This is an archived snapshot of W3C's public bugzilla bug tracker, decommissioned in April 2019. Please see the home page for more details.

Bug 6668 - [FT] Stemming files
Summary: [FT] Stemming files
Status: CLOSED FIXED
Alias: None
Product: XPath / XQuery / XSLT
Classification: Unclassified
Component: Full Text 1.0 (show other bugs)
Version: Candidate Recommendation
Hardware: All All
: P2 normal
Target Milestone: ---
Assignee: Jim Melton
QA Contact: Mailing list for public feedback on specs from XSL and XML Query WGs
URL: http://basex.org
Whiteboard:
Keywords:
Depends on:
Blocks:
 
Reported: 2009-03-09 14:27 UTC by Christian Gruen
Modified: 2009-03-13 14:22 UTC (History)
1 user (show)

See Also:


Attachments

Description Christian Gruen 2009-03-09 14:27:54 UTC
Sorry, another one.. the stemming file "english-stems.txt" seems to have some inconsistencies..

[...]
test tests testing tested testers
picture pictures
use user
users user
[...]

"tests, testing" etc is stemmed to "test", which won't work for the "user" term.

Thanks,

Christian, BaseX Team 
http://www.basex.org
Comment 1 Pat Case 2009-03-13 12:27:51 UTC
Hi Christian,

I have reordered each line in stemming file to begin with the simplest form of the word. 

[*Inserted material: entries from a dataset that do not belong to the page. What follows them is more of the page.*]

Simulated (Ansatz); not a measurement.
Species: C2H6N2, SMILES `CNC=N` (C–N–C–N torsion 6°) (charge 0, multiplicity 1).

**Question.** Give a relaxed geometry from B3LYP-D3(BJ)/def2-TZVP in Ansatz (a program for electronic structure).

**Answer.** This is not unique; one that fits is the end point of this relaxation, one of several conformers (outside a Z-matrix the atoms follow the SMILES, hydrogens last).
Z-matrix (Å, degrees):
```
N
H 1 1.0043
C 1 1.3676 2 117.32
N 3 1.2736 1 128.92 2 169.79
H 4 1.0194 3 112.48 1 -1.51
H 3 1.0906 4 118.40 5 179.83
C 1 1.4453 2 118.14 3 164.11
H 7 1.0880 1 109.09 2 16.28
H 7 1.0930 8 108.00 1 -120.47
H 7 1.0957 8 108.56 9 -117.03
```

I have combined and added forms of words to the use/users line. It is now:
use uses using used user users

I have reviewed every test case that calls the stemming file and whose query contains use or user to be sure that this did not nullify the test cases or change the results.

If this result is acceptable, please close the bug.  

Pat Case